It often happens in major tournaments that a non-local surprises the local bass fishing community with an unconventional tactic that sideswipes even the other pros. That's how Brad Knight of Lancing, Tenn., bested the 50 best anglers in the FLW organization to lock down a $500,000 payday.

A drop-shot rig employs a small bell sinker attached to the end of the main line. A second line, or dropper line, is tied to the main line some distance up from the sinker. The dropper line holds the bait and makes the bait independent from the sinker, which acts as an anchor while the bait suspends above the bottom.

The drop-shot is a staple for provoking strikes from inactive or wary bass that won't react to more aggressive presentations. It's also useful for catching suspended bass. Aaron Martens has mastered it to an art, but Knight gave it a fresh twist on Lake Ouachita.

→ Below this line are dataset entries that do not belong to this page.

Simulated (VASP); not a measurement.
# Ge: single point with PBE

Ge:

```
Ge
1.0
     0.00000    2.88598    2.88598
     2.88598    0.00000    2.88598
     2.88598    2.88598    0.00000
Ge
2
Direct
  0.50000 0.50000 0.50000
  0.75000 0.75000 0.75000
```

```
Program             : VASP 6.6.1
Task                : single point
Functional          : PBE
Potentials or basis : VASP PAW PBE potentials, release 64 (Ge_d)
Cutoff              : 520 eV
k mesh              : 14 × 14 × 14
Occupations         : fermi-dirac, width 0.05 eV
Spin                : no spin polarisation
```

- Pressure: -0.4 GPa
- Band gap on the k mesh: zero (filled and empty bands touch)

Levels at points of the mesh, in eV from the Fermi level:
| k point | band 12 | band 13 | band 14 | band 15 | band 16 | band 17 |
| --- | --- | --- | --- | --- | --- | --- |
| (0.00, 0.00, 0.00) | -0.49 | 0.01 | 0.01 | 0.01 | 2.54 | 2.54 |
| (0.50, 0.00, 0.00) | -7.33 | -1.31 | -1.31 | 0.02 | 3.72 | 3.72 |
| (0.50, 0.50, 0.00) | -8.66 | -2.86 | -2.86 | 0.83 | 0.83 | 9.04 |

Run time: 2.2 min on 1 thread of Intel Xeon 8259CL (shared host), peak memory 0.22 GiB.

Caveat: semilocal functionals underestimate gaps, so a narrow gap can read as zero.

He fished in the back of Blakely Creek, a shallow inlet with a lot of wood cover in the form of fallen trees. The lake bottom is heavily silted, which makes it difficult to fish traditional inline presentations like jigs and soft plastic baits on Texas and Carolina rigs. They sink into the mud, and Knight said bass are reluctant to root around in the mud.

Two other anglers that made the top 10, Brandon Cobb and Mark Daniels, fished the same area and often fished the same trees. Unlike them, Knight figured out a way to overcome the silt. As a result, he caught a lot more bass, and bigger bass.

The straight-tail worm on a drop-shot was the solution. It worked, Knight said, because his weight sunk into the silt, but the dropper line kept the bait hovering over the bottom where it appealed more to bass. He also pitched the drop-shot, which is certainly an unconventional presentation.

Knight's said local anglers have ignored this area for months, so bass haven't been conditioned to fishing pressure.

"Back home, people fish creek run-ins," Knight said. "They are unpressured fish because everybody is out doing the summer deal. It may have been April since these fish have been cast to."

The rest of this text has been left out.